The execution plan is the “how-to” for your venture. It is a necessary input to your financial plan, slide pitch deck and business plan. It should also be a tool that you use with your team on a regular basis to manage the business, to communicate your critical goals and timing of deliverables, and to celebrate your successes.

What are the elements of an execution plan?

A good execution plan covers milestones and tasks for your business to achieve as well as what resources will be required to make them happen.


Milestones are the goals critical to the success of any new venture. In The Art of the Start, Guy Kawasaki provides this simple list which applies generically to all technology-oriented ventures:

  • prove your concept (both technical and business model)
  • complete design specifications
  • finish a prototype
  • raise capital
  • ship a testable version to customers
  • ship the final version to customers
  • achieve break-even

These milestones can vary significantly in time and scope from business to business and will be generally broken down into additional steps for your internal team. For example, in a biopharmaceutical life sciences company, it may take many years to complete the design and testing process for products that will be injected into or ingested by humans, while a mobile software application may only take several months of effort to rapidly prototype an early version of a product to send to friendly customers for testing.

For each milestone, you will need to determine the amount of resources (headcount and other expenses) required, and the approximate timing involved. This information will be used to develop your financing plan for the business and to determine the type of investor you should approach about funding the next investment round, based on your development stage.

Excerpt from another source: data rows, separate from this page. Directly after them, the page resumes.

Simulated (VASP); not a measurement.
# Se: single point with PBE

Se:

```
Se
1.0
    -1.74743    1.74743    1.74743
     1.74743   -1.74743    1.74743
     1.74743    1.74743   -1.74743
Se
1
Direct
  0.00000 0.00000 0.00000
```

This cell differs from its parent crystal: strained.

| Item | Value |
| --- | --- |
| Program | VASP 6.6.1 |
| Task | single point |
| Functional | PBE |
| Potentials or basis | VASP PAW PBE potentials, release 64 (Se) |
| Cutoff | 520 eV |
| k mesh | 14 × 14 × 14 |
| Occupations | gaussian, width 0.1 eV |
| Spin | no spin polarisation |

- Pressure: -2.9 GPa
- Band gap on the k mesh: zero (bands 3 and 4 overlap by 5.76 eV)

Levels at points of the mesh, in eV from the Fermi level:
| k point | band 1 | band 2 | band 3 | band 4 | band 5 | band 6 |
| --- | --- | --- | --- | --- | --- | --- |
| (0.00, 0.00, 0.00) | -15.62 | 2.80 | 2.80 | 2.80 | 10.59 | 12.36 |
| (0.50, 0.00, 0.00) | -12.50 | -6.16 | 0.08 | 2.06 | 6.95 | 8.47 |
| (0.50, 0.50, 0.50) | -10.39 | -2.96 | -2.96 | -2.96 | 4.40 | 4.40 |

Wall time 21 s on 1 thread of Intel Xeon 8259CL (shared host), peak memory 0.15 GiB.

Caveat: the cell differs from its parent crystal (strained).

A list of tasks helps you appreciate everything that your organization needs to accomplish and is a means to ensuring that nothing slips through the cracks in the early days. Task lists might include:

  • incorporating your business
  • renting office space
  • finding and engaging key vendors
  • setting up accounting and payroll systems
  • securing employment agreements with key personnel
  • filing legal and taxation documents
  • purchasing insurance policies
  • setting up your website

For each task, you will also need to make sure that the resources required to complete the task are included in your financial plan. The task list is generally an internal tool, although some of the tasks may appear on an investor’s due diligence list. For example, investors tend to review the terms of employment agreements to confirm that the company’s intellectual property rights have been adequately protected, so you’ll need those documents in place. Some tasks may also form part of the conditions under which an investor is willing to proceed with an investment. For example, an investor is unlikely to be willing to serve on your board of directors unless the company provides a minimum level of directors’ and officers’ liability insurance.


Kawasaki, G. (2004).The Art of the Start: The Time-Tested, Battle-Hardened Guide for Anyone Starting Anything. Toronto: Penguin Canada.